Unless you are looking in the right direction, you won’t see the first oak leaves fall. By the time they tap onto the woodland floor and you’ve turned your head to look, they have finished their silent descent and are nestled, motionless on the ground; then it is impossible to identify the particular leaf that was the origin of the sound. The leaves don’t fall often, but the more time you spend looking about you, the more likely it is that you will glimpse one in transit, that one will drop through your field of view.
And there’s lots to look at. From squirrel-cracked nutshells, to russet ferns trodden by deer, from delicate spider-silk, newly spun to immense yew trunks, ancient and gnarled. You are standing under dense, green, end-August leaf cover – this is the wood at its most enclosed, the closest it gets to a Robin Hood woodland. The wind rushing through the leaves above lifts the canopy; huge branches of foliage rise and fall like the swelling sea. The sound too is like waves on a beach, pulsing crescendos. High above you in the tumult, a small, grey and chestnut bird, a nuthatch, hammers a hazel nut. The tapping against the hollow deadwood rings out above the sound of the trees.

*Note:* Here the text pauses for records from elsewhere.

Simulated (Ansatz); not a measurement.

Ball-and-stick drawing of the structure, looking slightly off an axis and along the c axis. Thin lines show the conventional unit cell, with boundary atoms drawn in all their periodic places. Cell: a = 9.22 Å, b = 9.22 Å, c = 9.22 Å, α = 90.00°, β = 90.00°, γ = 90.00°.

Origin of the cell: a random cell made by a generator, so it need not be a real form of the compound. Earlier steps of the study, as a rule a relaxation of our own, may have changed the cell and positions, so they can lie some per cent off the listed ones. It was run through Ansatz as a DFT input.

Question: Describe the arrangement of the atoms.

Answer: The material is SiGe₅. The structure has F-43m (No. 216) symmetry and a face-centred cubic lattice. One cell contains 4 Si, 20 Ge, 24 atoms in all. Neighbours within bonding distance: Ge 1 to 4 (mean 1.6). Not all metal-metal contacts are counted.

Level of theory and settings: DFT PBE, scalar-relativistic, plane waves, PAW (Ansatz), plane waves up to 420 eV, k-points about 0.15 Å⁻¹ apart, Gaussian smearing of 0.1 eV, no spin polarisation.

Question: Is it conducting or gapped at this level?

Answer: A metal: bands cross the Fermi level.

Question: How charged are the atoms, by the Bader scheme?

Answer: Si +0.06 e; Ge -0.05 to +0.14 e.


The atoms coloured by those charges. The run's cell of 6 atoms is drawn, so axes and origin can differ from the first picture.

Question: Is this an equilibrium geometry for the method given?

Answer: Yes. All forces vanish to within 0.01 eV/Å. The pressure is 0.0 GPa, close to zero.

Twigs snap and the newly fallen leaves give a crisp crunch as you crush them underfoot. Looking down you will see feathers of the moulting season. There are newly emerged fungi too; if you stoop to examine the perfect domes you will detect the smell of mushrooms, earthy and thick. Bright red berries of the lords-and-ladies glow soft and ripe, dark green berries of the holly stand out, hard and full. A burst of bird song above cuts through the air. You look up, and it’s then you catch it, out of the corner of your eye; the sudden movement as the oak leaf detaches, falling straight, barely time to tumble. The first leaves of autumn.